Eurozone banks…do we finally know their status?

There is huge buzz around European banks stress test. There have been tests before as well but did not exude enough confidence.

Wharton Prof Richard Herring discusses what is new in these tests and do we finally know the true status of European banks.

The basic complications over who shall fund the bill remain despite ECB coming into the picture now:

So this [stress test] is more of a true exam than a little minor quiz, which seems to be what they had in the past.

Herring: We still don’t know for sure because only time will tell, but there’s every reason to believe it was much more serious. They were very much aware, first of all, that the odds are higher because after this, the ECB owns the problem. So, if you accept a dodgy bank from one of the nation states, there are costs to everybody in the rest of Europe.
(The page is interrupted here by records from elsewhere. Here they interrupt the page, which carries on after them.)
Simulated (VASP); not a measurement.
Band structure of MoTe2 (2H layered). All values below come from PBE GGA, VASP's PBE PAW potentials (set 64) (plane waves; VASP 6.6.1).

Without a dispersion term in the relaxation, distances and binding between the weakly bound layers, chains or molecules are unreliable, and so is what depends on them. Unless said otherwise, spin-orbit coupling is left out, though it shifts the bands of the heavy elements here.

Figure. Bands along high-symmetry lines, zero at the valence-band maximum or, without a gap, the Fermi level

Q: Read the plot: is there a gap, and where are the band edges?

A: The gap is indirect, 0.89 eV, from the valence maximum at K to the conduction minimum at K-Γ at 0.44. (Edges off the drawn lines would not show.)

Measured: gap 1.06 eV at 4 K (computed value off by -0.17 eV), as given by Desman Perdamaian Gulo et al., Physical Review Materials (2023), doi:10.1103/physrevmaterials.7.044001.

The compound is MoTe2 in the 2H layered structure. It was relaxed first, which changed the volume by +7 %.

Secondly, they were aware of the tendency of a supervisor to perhaps be a little bit gentle with their own supervisees. And so they designed examination teams that included a national supervisor, but also a supervisor from another country and a supervisor that was hired by the ECB. You had essentially three different perspectives and a much greater chance that you were going to actually get it right.

One of the surprising things about the U.S. was when they finally got around to announcing the results of the stress test, we were already in a more stressful macro situation than the [worst case] stress scenario. So that, too, makes it a bit puzzling that it worked. In the European case, people have been concerned that [the test] didn’t consider what many people worry about in looking at Europe, such as a deflationary impact. So there are always issues about that.

But there are also technical issues about the way in which stress was measured. They looked to a definition of capital-to-risk-weighted assets that covered up at least two pretty serious problems. One, they used the definition of capital that included two categories of accounting terms that are no longer accepted internationally. One is they permitted banks to count deferred tax assets. That’s fine if you’re going to make profits in the future. But if you’re a bank that is headed for resolution, that’s not going to be worth anything. And [two,] they also permitted banks to count goodwill. You can ramp up good will however you like by simply overpaying the accountants, and make the charitable assumption that you knew what you were doing.

Knowledge@Wharton: It’s the ultimate asterisk?

Herring: Absolutely. And then the denominator is fudged, too, because they maintain the polite fiction that all government debt is riskless, that it will be repaid in full. Yet, one of the fundamental problems in Europe is that European banks tend to hold large amounts of sovereign debt. And although it’s diminished a lot since the crisis began, there are large amounts of cross border debt. If you assume the Euro’s going to work and that everybody will be repaid, there was a real tendency to put the higher interest rate stuff — that was in riskier countries — in your books.

Well as ECB does not hold govt debt, someone has to. In US Fed can owe the govt debt, so banks can shift to private sector assets. So ECB’s QE shall try and address this problem..

The markets reacted positively but we are still unsure. Markets react to anything and dump the same thing with equal gusto. So cannot take market reaction as a sign of confidence fairy.  So we will have to wait and see:

Knowledge@Wharton: What else should we know about this?

Herring: It all sounds like a within-the-EU kind of issue that is more than a little technical. But we actually do have a lot riding on it. If the European banking system doesn’t regain health, not only is it a problem for our financial system, but it’s a huge problem for the European economy. And they have been a significant source of aggregate demand in the world. We could hope that they would finally get there, not only for their sake but for everybody else’s as well.